Gamification In Education: Using Games In Learning

The concept of gamification in education and learning

The concept of “gamification in education,” which refers to the use of game design features in contexts other than games, is one approach that has gained popularity in recent years. For instance, educators may give out badges or achievements to pupils who complete assignments, just like gamers do when they complete missions on consoles.

Teaching has gone beyond the traditional old model of delivering content via classroom whiteboard. Instead, it moves to discussion and collaborative student-led teamwork to stimulate new ideas and promote critical thinking.

In today’s rapidly developing world, it is impossible not to mention the widely known concept of gamification. Each new lecture presentation will often be an exercise to practice skills. Instead of just asking questions, educators can create a mini-game (like crossword, lucky door) to get students’ attention. That is gamification. It is putting elements of games into work to make people more interested, more enthusiastic about research.

With the increasing popularity of video games, especially among the young population, current educators have adopted the potential of games as a powerful, engaging tool in teaching and learning. This can enhance student engagement in class, as games typically do—improving specific skills and optimizing their learning progress. This method demonstrates that games are a simple means of creating an inclusive and welcoming learning environment that helps students learn in a way they enjoy.

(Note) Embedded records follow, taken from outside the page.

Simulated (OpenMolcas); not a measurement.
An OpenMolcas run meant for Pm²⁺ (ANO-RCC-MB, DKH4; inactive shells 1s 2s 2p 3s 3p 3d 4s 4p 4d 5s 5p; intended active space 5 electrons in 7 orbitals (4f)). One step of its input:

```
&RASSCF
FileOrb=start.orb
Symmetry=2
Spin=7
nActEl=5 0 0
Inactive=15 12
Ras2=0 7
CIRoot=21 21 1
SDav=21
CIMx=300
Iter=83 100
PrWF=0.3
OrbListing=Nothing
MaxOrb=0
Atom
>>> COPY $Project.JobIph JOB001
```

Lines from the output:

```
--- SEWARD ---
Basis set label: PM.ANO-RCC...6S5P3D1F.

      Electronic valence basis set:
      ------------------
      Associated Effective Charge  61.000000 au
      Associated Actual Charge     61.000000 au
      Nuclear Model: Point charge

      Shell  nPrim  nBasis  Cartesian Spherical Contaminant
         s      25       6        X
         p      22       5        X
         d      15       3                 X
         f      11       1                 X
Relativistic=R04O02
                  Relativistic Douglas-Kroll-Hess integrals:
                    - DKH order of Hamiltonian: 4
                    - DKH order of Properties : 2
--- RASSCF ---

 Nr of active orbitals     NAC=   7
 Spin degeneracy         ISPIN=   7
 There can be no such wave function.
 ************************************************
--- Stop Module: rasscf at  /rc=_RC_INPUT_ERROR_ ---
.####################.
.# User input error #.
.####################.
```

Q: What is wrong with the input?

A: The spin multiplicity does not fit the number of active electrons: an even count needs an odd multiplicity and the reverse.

Applications of gamification in education

Before even the mathematical and written formulas in school, it is easy to see that games are one of the first “curricula” of children in the journey of mental and physical perfection.

For instance, by playing voice imitation games with their kids, parents can teach them how to pronounce words. When children grow up a little, children are physically trained through games with friends, such as hide-and-seek or soccer. Children can even be introduced to mind games such as chess, helping to prepare their intelligence before school. 

Not only folk games, but even modern game products (video games/digital games) also positively affect learning if used with the right audience and playing time. For example, applications that combine multiple-choice answers with playing games.

Game models – in different forms – have positive effects on human development, especially young children. This is the premise for many educational, training, and capacity development products in the world to apply the form of “gamification” and achieve certain success.

Some benefits of gamification in education

What are the positives that we can measure from gaming in education?

1. It increases enjoyment

When we play games, dopamine, a neurotransmitter that regulates the pleasure center of the brain, is released. This not only stimulates interest but also helps to build a positive attitude toward the subject being applied. Similar to when applied to education, turning the classroom into a game will stimulate students’ participation in the lesson if they find the game engaging.

2. It's familiar

School-age kids, even those just about to finish high school, have grown up in the era of next-generation consoles and smartphones or tablets. Playing these types of games is second nature to many students, which means that the transition to gamification education is relatively smooth.

3. It can be applied outside the classroom

Gameplay is not restricted to students’ regular school hours. Parents can adopt the approach of letting their children “play” with homework and learning. This method leads to increased student engagement and allows them to be more involved in their child’s education. Thereby, study progress comes naturally and can further strengthen the relationship of family members.

4. It eases the pressures of studying

This method makes students feel that they have autonomy over their learning process. They don’t have to depend on anyone, and it gives them a sense of achievement, which boosts their confidence. Students learn in a more relaxed atmosphere. Students are often less stressed in a gamified environment and are fearless in making mistakes—because they’re not called out in the middle of the class to return assignments like in traditional education. Instead, gamification allows them to discover an intrinsic motivation and desire to learn. This also makes learning more measurable through various progress indicators. Learning will become more engaging. 

In general, the application of games in the education industry is making progress. It will take time and effort, but we should see the good sides of the scenario. This digital era forces people to innovate every day. So why don’t we try to step out of our comfort zone and gradually apply gamification to our lives?